[NFS] Maximum transfer size in NFSv3

Bruce Blinn

unread,

Feb 13, 2001, 5:26:59 PM2/13/01

to

I was trying to set the NFS transfer size (rsize= and wsize= mount
options) to 32k, which should be supported in NFS version 3. However,
when I tried it, the values keep getting set back to 8k. I tracked this
down and found that nfs_read_super() was resetting the value because the
variable fsinfo.rtmax was 8k. This value appears to have been retrieved
from the server (nfsd3_proc_fsinfo) where it turns out to be the
constant NFSSVC_MAXBLKSIZE, which is 8k.

Is there still a need for this limit, or did I miss something?

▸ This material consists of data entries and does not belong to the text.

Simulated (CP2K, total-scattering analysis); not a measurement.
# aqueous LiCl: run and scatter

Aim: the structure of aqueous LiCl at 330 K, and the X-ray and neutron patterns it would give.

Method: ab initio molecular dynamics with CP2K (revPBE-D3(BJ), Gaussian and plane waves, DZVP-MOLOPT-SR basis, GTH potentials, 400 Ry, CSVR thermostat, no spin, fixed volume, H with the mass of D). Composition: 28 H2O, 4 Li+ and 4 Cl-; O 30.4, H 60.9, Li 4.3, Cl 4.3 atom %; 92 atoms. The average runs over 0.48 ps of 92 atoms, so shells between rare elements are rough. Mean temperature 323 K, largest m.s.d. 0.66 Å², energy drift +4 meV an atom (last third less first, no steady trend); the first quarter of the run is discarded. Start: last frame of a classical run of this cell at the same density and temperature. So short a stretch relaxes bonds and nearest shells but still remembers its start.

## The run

I am using Linux 2.2.18 without any patches. The output of /proc/mounts
shows that I am using NFS v3 and it shows the 8k transfer sizes.

Thanks,
Bruce
--
Bruce Blinn __o
Mission Critical Linux, Inc. _`\<;_ 408-615-9100
www.MissionCriticalLinux.com ( )/ ( ) bl...@MissionCriticalLinux.com

_______________________________________________
NFS maillist - N...@lists.sourceforge.net
http://lists.sourceforge.net/lists/listinfo/nfs

Trond Myklebust

unread,

Feb 13, 2001, 6:24:41 PM2/13/01

to

>>>>> " " == Bruce Blinn <bl...@MissionCriticalLinux.com> writes:

> I was trying to set the NFS transfer size (rsize= and wsize=
> mount options) to 32k, which should be supported in NFS version
> 3. However, when I tried it, the values keep getting set back
> to 8k. I tracked this down and found that nfs_read_super() was
> resetting the value because the variable fsinfo.rtmax was 8k.
> This value appears to have been retrieved from the server
> (nfsd3_proc_fsinfo) where it turns out to be the constant
> NFSSVC_MAXBLKSIZE, which is 8k.

> Is there still a need for this limit, or did I miss something?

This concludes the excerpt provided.